Alessio Cibati: The potential use of biochars as metal adsorbent for the remediation of wastewater

STSM at SIMBIOS Center, Abertay University in Dundee (UK)

Under the supervision of Dr. Bente Foereid, Alessio Cibati investigated the suitability of biochars produced at different pyrolysis temperatures and from different feedstock to adsorb metals (Cu and Zn) contaminants. The adsorption capacity of biochar produced from Miscanthus x giganteus was tested under varying fundamental parameters (pH, size of particle, effect of chemical activation, metal concentration and pyrolysis temperature).

pH, size of particle, effect of chemical activation, metal concentration and pyrolysis temperature play key roles in the adsorption mechanism.

The aims of this work were: (I) to quantify the adsorption capacity of biochars, and (II) relate the adsorption to the physical and chemical characteristic of biochar, (III) to quantify how this is affected by the chemical activation and pyrolysis temperature.

Miscanthus x giganteus  biochar showed to be an economic and environmental-friendly method to adsorb metals as copper and zinc from aqueous solution. Biochar's particle size, played an important role in terms of metals removal capacity of biochar; pyrolysis temperature also influenced positively the adsorption capacity, in fact biochar pyrolysed at higher temperature showed higher adsorption capacity for both metals investigated; Preliminary potentiometric titration tests suggested that the biochar is an heterogeneous material that shows two acid sites: carboxyl groups and phosphate groups.


Figure 1. X-ray CT scan images of BC600 (fig. A) and raw Miscanthus biomass (fig. B)

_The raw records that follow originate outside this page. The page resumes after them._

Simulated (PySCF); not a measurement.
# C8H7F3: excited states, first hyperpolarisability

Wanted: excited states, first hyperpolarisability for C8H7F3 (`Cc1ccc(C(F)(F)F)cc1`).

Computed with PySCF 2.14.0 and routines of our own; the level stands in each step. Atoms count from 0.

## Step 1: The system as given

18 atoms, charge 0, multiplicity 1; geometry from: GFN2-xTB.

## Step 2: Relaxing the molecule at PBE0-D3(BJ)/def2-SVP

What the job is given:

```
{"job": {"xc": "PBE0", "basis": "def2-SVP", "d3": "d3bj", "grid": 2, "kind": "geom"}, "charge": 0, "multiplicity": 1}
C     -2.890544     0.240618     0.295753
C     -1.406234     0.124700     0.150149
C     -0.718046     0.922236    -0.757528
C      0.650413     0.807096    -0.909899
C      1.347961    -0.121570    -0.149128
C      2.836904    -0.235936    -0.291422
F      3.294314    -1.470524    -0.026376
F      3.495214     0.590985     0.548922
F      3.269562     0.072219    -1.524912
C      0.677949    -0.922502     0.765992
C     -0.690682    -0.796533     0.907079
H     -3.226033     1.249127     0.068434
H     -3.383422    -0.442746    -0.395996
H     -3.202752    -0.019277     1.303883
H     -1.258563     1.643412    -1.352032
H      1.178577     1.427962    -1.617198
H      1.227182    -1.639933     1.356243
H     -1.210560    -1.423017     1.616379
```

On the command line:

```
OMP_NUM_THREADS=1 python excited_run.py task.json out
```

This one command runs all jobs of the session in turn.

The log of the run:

The effect of pyrolysis temperature is clearly evident on the structure of biochar. Biochar pyrolyzed at 600°C (fig. A) showed a collapse of the structure starting from the inner part toward the outer part. This could be due to the higher temperature that causes the formation of gases that tend to escape toward the external part causing fractures of the structure. This supposition needs to be confirmed by further analysis, also comparing BC600 with BC350 to see if at lower pyrolysis temperature occurs a collapse of the structure as observed for BC600. In fig. B is reported an image of Miscanthus raw biomass.

Alessio personally considers this STSM as a very positive experience that allowed him to acquire new knowledge about the properties of biochar in the field of wastewater remediation.